2

After creating a repository containing some binary files (yes git indeed doesn't handle binary files that well, but this is a repository where the binaries are mandatory files), performing a commit becomes kind of bloated.

When one performs a commit the memory usage of git reaches 2.7 GiB. Sometimes the process is even killed by the operating system because it uses all remaining system resources.

This is probably due to the internally used diff algorithm that requires to take both the original and the new file into account and needs to take at least one of the files into memory (the second can be handled as a stream).

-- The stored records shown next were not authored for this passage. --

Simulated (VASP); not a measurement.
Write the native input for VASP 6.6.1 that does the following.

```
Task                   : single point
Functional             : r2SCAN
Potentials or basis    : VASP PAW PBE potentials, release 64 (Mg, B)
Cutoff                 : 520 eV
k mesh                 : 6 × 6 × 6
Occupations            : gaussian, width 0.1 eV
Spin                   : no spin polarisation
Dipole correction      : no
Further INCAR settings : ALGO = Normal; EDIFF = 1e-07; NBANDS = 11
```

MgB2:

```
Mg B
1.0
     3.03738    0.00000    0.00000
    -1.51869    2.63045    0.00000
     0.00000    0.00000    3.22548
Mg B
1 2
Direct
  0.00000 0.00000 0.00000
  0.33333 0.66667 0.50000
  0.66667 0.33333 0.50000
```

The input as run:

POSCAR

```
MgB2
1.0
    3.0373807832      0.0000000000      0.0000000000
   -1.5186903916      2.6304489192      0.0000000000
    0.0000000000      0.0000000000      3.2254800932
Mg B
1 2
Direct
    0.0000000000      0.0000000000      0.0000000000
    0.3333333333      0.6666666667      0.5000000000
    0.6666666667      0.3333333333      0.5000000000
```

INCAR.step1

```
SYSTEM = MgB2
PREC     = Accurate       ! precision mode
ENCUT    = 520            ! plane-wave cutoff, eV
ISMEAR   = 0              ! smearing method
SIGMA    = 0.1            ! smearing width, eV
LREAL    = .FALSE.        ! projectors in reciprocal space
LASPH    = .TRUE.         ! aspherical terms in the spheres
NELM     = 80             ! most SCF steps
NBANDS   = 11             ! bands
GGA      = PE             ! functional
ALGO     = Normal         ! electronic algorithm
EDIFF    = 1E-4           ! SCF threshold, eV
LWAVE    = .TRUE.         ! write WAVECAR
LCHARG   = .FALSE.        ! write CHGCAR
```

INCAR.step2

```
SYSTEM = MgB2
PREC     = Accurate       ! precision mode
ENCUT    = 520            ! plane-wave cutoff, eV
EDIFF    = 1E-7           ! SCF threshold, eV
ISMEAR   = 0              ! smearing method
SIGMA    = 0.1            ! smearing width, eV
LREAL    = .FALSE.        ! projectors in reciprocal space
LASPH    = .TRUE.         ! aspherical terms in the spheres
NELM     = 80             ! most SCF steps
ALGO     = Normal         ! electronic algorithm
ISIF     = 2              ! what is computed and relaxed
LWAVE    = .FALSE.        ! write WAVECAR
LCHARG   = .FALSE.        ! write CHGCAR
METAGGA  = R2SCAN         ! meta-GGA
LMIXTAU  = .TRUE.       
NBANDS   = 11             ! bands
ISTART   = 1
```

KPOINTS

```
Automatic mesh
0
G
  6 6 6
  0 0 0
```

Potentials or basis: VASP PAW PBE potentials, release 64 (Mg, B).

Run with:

Is it possible to mark a file as binary and specify that the repository doesn't need to calculate the difference, but only check for a new version (this can be done by handling both files as streams, thus in constant memory). After all, the storing the difference is probably as inefficient as copying the new version.

git repositories are maintained on the machine automatically. It would thus be nice, if the process could be automated and thus use for instance the MIME-type of the files and mark all binary files automatically.

Willem Van Onsem
  • 443,496
  • 30
  • 428
  • 555
  • Not really an answer, but would `git gc` help here? – user14717 Jan 05 '15 at 13:37
  • Also not really an answer: How about [git-annex](http://git-annex.branchable.com/)? – musiKk Jan 05 '15 at 13:57
  • Are you currently committing a change to the binary file. If not, I can't see why Git would need to do a diff. Even if you, Git only records snapshots, so the only diff it would do would be to save disk space of similar blobs, which your binaries are probably not similar enough to even bother with. – Joseph K. Strauss Jan 05 '15 at 15:56

1 Answers1

2

As mentioned in "Exclude a directory from git diff", you can exclude files/folders from diff, with a .gitattributes directive '-diff':

lib/* -diff
dist/js/**/*.js -diff

To avoid any out of memory issue due to git diff, you also have since Git v2.2.0 (mid 2014) the configuration core.bigfilethreshold.
(And the default size for a pack file has been raised).

Finally, additional features like GVFS (Git Virtual File System, 2017) will improve that kind of issue, and already allows Microsoft to manage the largest Git repository on the planet (the Windows codebase one, approximately 3.5M files about 300GB, with 1,760 daily “lab builds” across 440 branches in addition to thousands of pull request validation builds). This capability is yet to be fully integrated to Git, but illustrates what is possible.

VonC
  • 1,262,500
  • 529
  • 4,410
  • 5,250